Monday, April 28, 2014

Simple Woman's Daybook 4/28


Outside my window...

It's supposed to be sixty degrees today with rain expected. We still wake up to a 64-degree house. Spring means warmer days, but the nights and mornings are still cold. The grass has greened up beautifully, but the leaf buds are late on all the trees around here, and many people, like us, were disappointed that their tulips didn't bloom (too cold for too long, with one April snow). Or, it's time to put in new bulbs this year. The library's tulips look great.

The girls are riding their bikes around the driveway and the boys are playing basketball.

I am thinking...

This is nearly impossible to answer because I'm always thinking. My life is lived in a cloud of thought, and only the children's needs, my love for them, and my responsibilities toward them and toward God propel me forward, doing the next thing. If left to myself, I would read and write all day. The good news about this is that it's easy to remember to pray throughout the day, and the bad news is that I'm not always fully present, unless a lesson, cuddling, or read-aloud is happening.

The chores give me plenty of time to think, though a mother's thoughts are always interrupted. My need for quiet solitude keeps me up late at night at least 4 nights a week. In fact, Jane Eyre was finished at 3:30 AM one morning, because I couldn't read uninterrupted during the day. I can survive on 5 hours of sleep, but it isn't ideal. The kids get up between 7:15 and 8:15 every morning.

I am thankful...

~ for spring and the joy the outdoors gives my children.

~ for online friends and church friends.

~ that the fuel pump went out in the van in our driveway last night as we were getting ready to go to the spring church picnic, rather than in the AWANA church driveway twenty minutes earlier. That would have been a disaster. Only the boys and my husband went to the picnic, as husband's car is 25 years old and can't accomodate car seats or all six of us. The girls were crying and angry at first but they got over it.

Paul entered the dessert contest at the picnic with peanut butter eggs, which taste better than Reeses. You won't be able to stop eating them so don't try the recipe. Just my two cents. :) He didn't win but he did get complimented, so he was happy.

~ My father-in-law's air conditioning went out a couple weeks ago in Florida, and he had just gotten it fixed the day of our regularly scheduled phone call (4x week husband talks to his father for 90 minutes at a time. His father is still living alone and doing well, at 91 years old).

Our AC has been out since last fall. Husband mentioned it and asked if it was the motor or the compresser that went bad on his father's. Anyway, the next phone call his father said he sent money to help fix our air conditioning. We have thus far collected $300 in an envelope for AC repair, so we didn't really need money for it, but for whatever reason his father took this problem to heart. He sent money for the children's education funds, but he doesn't otherwise send money. This is a new thing.
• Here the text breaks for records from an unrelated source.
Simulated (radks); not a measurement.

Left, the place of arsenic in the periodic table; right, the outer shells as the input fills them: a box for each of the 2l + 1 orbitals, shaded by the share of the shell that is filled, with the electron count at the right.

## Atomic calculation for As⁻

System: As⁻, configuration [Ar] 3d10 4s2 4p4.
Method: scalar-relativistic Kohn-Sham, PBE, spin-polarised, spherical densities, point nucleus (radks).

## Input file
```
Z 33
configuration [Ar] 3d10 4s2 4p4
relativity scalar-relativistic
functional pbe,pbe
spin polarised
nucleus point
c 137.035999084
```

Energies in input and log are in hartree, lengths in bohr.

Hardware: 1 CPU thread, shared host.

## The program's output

About the same day he wrote the check, we had prayed earnestly at morning devotions and lunch prayer about the $76 we owe for our two sponsor children. We usually pay it at the first of the month, but that couldn't happen this month. The AC money from Grandpa was God responding to our prayer on the very day we prayed it. I had great faith and I wasn't worried (this learned from experience only), because if you seek first His kingdom, your daily bread and your tithes and offerings will be provided for. Not so all your wants, but that is part of God's chiseling of our hearts and minds--that we wouldn't crave so many things.

The rest of the AC money will go to the fuel pump repair on the van. God is so amazing always--especially when we give him the chance to be amazing.

I wish we could meet all our obligations ourselves, but if that were the case we wouldn't see the hand of God in our daily lives, and we wouldn't pray for our daily bread. Being low-income is bittersweet, but without choosing it I wouldn't be able to homeschool.

In the kitchen...

It's roast chicken tonight with sweet potatoes and steamed veggies, and homemade chicken noodle soup with honey cornbread tomorrow. Other plans this week are navy bean soup, shepherd's pie, chicken enchiladas, and spaghetti casserole. 

I am wearing...

long jean skirt, nylons, long-sleeved pretty fitted tee, and a sweater. The house is still cold around lunch time.

I am creating...

chaos with the spring clothing switch. It would be done by now, if not for all the books I've enjoyed reading lately. There's a pile for Goodwill, a pile for a child at church, a pile that will fit the kids in a couple months, and the remaining clothes that need to be washed or rinsed and hung up in the closets. Right about now, it always seems ideal to dress as the Indians do, with a couple leather dresses or loin cloths. We spend too much time with clothes around here, partly because I like the kids to be clean, and our yard is full of mud this time of year. I make them change when we go somewhere, and that only creates more laundry.

I am going...

no where until the van is fixed.

I am wondering...

if anyone actually reads all my ramblings. Daybooks are usually short and sweet.

I am reading...

A Noel Piper (the famous John Piper's wife) book entitled Faithful Women and Their Extraordinary God, which a woman from church gave me, and a book entitled King of the Wind by Marguerite Henry, a Newbery medal book that is part of the boys' curriculum this year.




I am hoping...

to be done with the clothing switch today.

I am looking forward to...

a living room cleared of all clothing.

I am learning...

something new everyday about being a mom.

Around the house...

the carpet needs vacuumed, the floors need sweeping, and then there's the clothing and dishes. I had headaches Saturday and Sunday so only laundry, dishes, bathrooms, and cooking got done.

How is your day going, my friends? How can I pray for you?

Sunday, April 27, 2014

Kindergarten Teacher Resigns Over Testing

Washington Post image

This filled me with tears. A veteran Cambridge, Massachusetts teacher resigns after the district piled on the assessments year after year, starting with No Child Left Behind. More and more was required of her, taking her further away from the children's needs.

Washington Post : My Job Is Now About Tests and Data--not children. I quit.

Below is a copy and paste of her resignation letter, but click on the link above for the whole story.

February 12, 2014
I am writing today to let you know that I am resigning my position as PreK and Kindergarten teacher in the Cambridge Public Schools. It is with deep sadness that I have reached this decision, as I have loved my job, my school community, and the families and amazing and dedicated faculty I have been connected with throughout the district for the past eighteen years. I have always seen myself as a public school teacher, and fully intended to work until retirement in the public school system. Further, I am the product of public schools, and my son attended Cambridge Public Schools from PreK through Grade 12. I am and always have been a firm believer in quality public education.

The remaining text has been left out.